Administrative hang-ups continue to delay the enforcement of a Ratanakkiri court injunction forbidding a company owned by Finance Minister Keat Chhon’s sister, Keat Kolney, from clearing disputed land in the province’s O’Yadaw district, a court official said Monday.
On Sunday, Judge Thao Sarorn said that the Provincial Chief Prosecutor Mey Sokhan and judicial police officers would travel to the disputed area in Pate commune’s Kong Yu village to deliver the Oct 28 injunction.
But Monday, Deputy Prosecutor Ros Saram, who is assigned to the case, said he was unable to serve the injunction because he had not received the complete documentation from Mey Sokhan.
“I have the injunction, but we have some administrative difficulties,” Ros Saram said, referring further questions to Mey Sokhan, who could not be reached for comment.
Keat Kolney’s company began clearing grassland and undergrowth Oct 23, and has not ceased its clearing activities, reportedly because it has not received any official notice of the injunction.
Sourng Sophea, attorney with the Community Legal Education Center, which is representing the villagers, expressed disappointment with the continuing delays at the court, noting that attorneys had already handed over the $160 needed to pay for the court expenses related to delivering the injunction.

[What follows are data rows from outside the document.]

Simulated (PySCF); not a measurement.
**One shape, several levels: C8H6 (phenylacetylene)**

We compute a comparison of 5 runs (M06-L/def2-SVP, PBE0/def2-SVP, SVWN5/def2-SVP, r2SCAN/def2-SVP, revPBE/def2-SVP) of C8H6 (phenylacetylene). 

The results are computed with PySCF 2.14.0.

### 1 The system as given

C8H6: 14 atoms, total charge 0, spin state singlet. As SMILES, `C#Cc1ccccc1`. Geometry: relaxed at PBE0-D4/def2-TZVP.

“The delay has given very little justice to the villagers—it is a waste of time,” he said.
Keat Kolney’s attorney, Chhe Vibol, reiterated Monday that the court has not yet officially given the company notice of the injunction. He added that the land clearing is merely an attempt to reduce the likelihood of dry season fires, and does not violate the agreement.
The residents of Kong Yu village have been in a legal dispute with Keat Kolney since early last year over 450 hectares of communal land they claim she cheated them out of. The injunction was granted at the request of lawyers representing the villagers in order to uphold a 2007 pact not to clear any of the land until ownership of it was settled in court.